Trade and Industrial Policy Strategies senior economist for sustainable growth Gaylor Montmasson-Clair tells Engineering News that South African policymakers should not lose sight of the fact that the “first objective” of renewables is to provide low-cost and clean electricity. “In the process of providing cheap and clean electricity, wind and solar will create jobs and industries. But it’s really in that order, not the other way around.”
South Africa’s globally renowned Renewable Energy Independent Power Producer Procurement Programme (REIPPPP) is already geared towards capturing those price benefits, partly because it is a competitive bidding process, but primarily because 70% of the evaluation criteria is weighted towards projects with the lowest tariffs.
Ensuring that the cost competitiveness of solar PV is passed on to South African consumers could have implications for the nature of the manufacturing opportunities pursued. For instance, to keep tariffs low, it may make sense to continue to import panels from low-cost manufacturers in countries such as China, while training South Africa’s localisation sights on other components, such as mounting systems, inverters and cables. Montmasson-Clair believes there to be an especially strong case for increasing the manufacturing base for smart meters for both meeting domestic demand and exporting into regional and global markets.
Securing the full employment and industrialisation spin-offs, however, requires demand security and a smooth procurement profile, as manufacturers are unable to navigate booms and busts. “We saw this in the early stages of the REIPPPP, when a lot of manufacturing was set up really quickly, which was sadly not sustained when the procurement programme stalled. Stop-start procurement is simply not conducive to manufacturing.”
One of the highest-profile casualties was DCD Wind Towers, in the Eastern Cape, which was liquidated in 2017. The entire manufacturing plant was eventually auctioned off last month.
Mind the Gap
South African Photovoltaic Industry Association (SAPVIA) chairperson Wido Schnabel says the three-year allocation gap in the IRP 2019 is not immediately conducive to large-scale industrialisation. He is optimistic, however, that these gaps may yet be closed, welcoming Mantashe’s description of the IRP as a “living document”.
For this reason, SAPVIA has officially welcomed the IRP 2019, despite the 8 288 MW allocation for large-scale solar PV additions to 2030 falling short of initial expectations and well below the 17 700 MW allocated to onshore wind. Schnabel also believes that solar PV could capture a further 6 000 MW through the deployment of distributed genera- tion over the same period. “We will continue to engage the Minister to find mechanisms to smooth out the gaps presented, as continuity will be critical to securing the industrialisation government is also seeking.”
Schnabel is concerned, however, about the absence of a clear roadmap for the procurement of electricity capacity, generally, and utility-scale solar, in particular. Likewise, there is still uncertainty on the path that will be taken to unlock the distributed-generation opportunity.
South Africa has not procured any new renewables capacity since 2014, largely as a result of Eskom’s refusal to sign PPAs for the 27 projects procured under the fourth REIPPPP bid window. The impasse was finally broken in early 2018, but Bid Window 5 is now only expected to proceed during the first quarter of 2020.

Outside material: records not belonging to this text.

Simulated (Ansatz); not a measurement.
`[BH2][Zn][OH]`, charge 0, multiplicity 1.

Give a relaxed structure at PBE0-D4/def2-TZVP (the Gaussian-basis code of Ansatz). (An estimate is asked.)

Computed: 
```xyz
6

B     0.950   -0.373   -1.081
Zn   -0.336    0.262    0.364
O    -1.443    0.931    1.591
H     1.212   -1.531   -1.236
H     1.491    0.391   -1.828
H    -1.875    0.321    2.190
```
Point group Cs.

Further muddying the waters is a recent government intervention aimed at renegotiating the terms of PPAs for renewable- energy plants procured during the first three bid windows. Although renewables tariffs have fallen in each successive reverse auction, they started relatively high, owing partly to the immature state of the industry at the time and partly to the fact that renewables technology costs had not yet begun their precipitous decline. During the first bid window, the tariff for solar PV projects was R4.02/kWh. The tariff declined to R2.40/kWh in the second, R1.28/kWh in the third and to R1.00/kWh during the fourth bid window.
Engineering News understands that some independent power producers may be willing to shave their tariffs in return for longer PPA periods, while others are arguing that the quickest and easiest way to lower average renewables costs would be to restart the procurement programme, as any future tariffs would be far lower than those bid in 2014. In fact, during the ironi- cally named ‘expedited round’ of November 2015, which was initially delayed and then cancelled, the average tariff bid for solar PV projects was 62c/kWh. Costs have fallen steadily since that date. Therefore, many commentators believe that the average solar PV tariff will fall well below 60c/kWh when the next bidding round eventually proceeds.
Unblocking the Smalls
Likewise, the regulatory hurdles that have been blocking distributed-generation projects for several years have not been fully cleared, despite the allocation in the IRP 2019 and a waived requirement for a Ministerial deviation on projects between 1 MW and 10 MW in size.
SAPVIA believes that up to 2 000 MW of small-scale capacity can be added to the energy mix over the next 12 months should the blockages be cleared. Currently, the bureaucracy associated with the licensing and registration of distributed-gene- ration facilities is hampering investment. While installations below 1 MW in size require only municipal or Eskom sign-off, facilities above 1 MW in size still need to navigate an onerous National Energy Regulator of South Africa registration process, which can take up to a year to complete. SAPVIA describes the 1 MW cap as arbitrary and has proposed an immediate raising of the threshold to 10 MW.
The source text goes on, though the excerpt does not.